The mapping process permits integration of different geological surface information, which is required to better understand the planet crust formation and evolution. Our work focuses on the search for a possible connection between the different morpho-stratigraphic units and compositional units. Merging data from different instruments provides additional information about lithological composition, which is key to the achievement of a geochemical map.
The ESA BepiColombo mission, due to be launched in 2018, has an innovative, highly integrated remote sensing package: Spectrometers and Imagers for MPO BepiColombo Integrated Observatory SYStem (SIMBIO-SYS). The VIHI channel of SIMBIO-SYS will enable acquisition of hyperspectral data with enhanced spatial resolution and in a larger wavelength range compared to similar instrumentation flown onboard MESSENGER, meant to improve our knowledge of Mercury’s surface from a geological and compositional standpoint. In addition to this, the Mercury Radiometer and Thermal Infrared Spectrometer (MERTIS) and the Mercury Imaging X-ray Spectrometer (MIXS) onboard BepiColombo are also expected to obtain global mapping of the surface. These data may be combined to those returned by SIMBIO-SYS to ultimately achieve a complete geochemical map of Mercury.

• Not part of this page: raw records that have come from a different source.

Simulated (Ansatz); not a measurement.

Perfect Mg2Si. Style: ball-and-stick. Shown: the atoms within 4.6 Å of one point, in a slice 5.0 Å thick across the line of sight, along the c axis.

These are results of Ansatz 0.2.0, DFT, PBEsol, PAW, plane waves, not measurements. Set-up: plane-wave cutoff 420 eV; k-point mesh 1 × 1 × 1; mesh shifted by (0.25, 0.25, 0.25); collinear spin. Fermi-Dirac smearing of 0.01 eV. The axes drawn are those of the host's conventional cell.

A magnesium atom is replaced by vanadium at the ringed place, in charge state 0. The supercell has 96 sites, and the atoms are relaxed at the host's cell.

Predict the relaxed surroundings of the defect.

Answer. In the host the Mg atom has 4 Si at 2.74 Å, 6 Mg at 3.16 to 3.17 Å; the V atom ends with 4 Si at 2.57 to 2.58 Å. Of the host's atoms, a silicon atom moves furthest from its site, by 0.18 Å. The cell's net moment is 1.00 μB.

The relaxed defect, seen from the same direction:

10-11-2016, ore 11:00, aula IB09, ARTOV
Vito Francesco Polcaro (INAF-IAPS)
I “Campanari”: un calendario di pietra della Prima Età del Bronzo nella Sicilia Occidentale
Abstract: In provincia di Palermo, all’interno dei confini comunali delle cittadine di San Cipirello e Monreale, ci sono due grandi rocce con fori indubbiamente artificiali, entrambe chiamato localmente “Campanaru” (cioè “campanile”) e poste a meno di otto chilometri l’una dall’altra. Entrambi i fori sono orientati astronomicamente con estrema precisione: la prima roccia, situata sul Monte Arcivocalotto, ha l’asse del suo foro allineato con il sorgere del Sole al solstizio d’inverno, mentre l’altra, situata sulla collina di Cozzo Perciata, punta esattamente al sorgere del Sole del solstizio d’estate. Per quest’ultima esisteva ancora fino a poco tempo fa la tradizione che metteva in relazione il sorgere del Sole nel foro con l’inizio dei lavori di mietitura. Vicino ad entrambi questi megaliti, è archeologicamente ben attestata la presenza di un insediamento datato all’Eneolitico/Prima Età del Bronzo. Gli assi dei fori in entrambe le rocce puntano, da direzioni opposte, a Pizzo Pietralunga, una eccezionale struttura geologica isolata, alla cui base è situato un altro sito dell’Eneolitico/Prima Età del Bronzo, probabilmente di carattere cultuale e / o di scambio delle popolazioni locali. Il fatto che in questa zona ci siano due monumenti coevi e simili (rocce perforate artificialmente) con allineamenti diverse e complementari (solstizio invernale ed estivo) indica che qui, tra l’Eneolitico e la Prima Età del Bronzo, si è sviluppata una civiltà che aveva un calendario solare ed ha sviluppato una tecnologia semplice ma molto efficace per materializzarlo. Altri monumenti megalitici, come il cosiddetto ” Pulpito del Re ” nel vicino parco del Bosco della Ficuzza, risalenti allo stesso periodo e che mostrano ierofanie sorprendenti al sorgere del sole ai solstizi, suggeriscono quale sia stata questa civiltà.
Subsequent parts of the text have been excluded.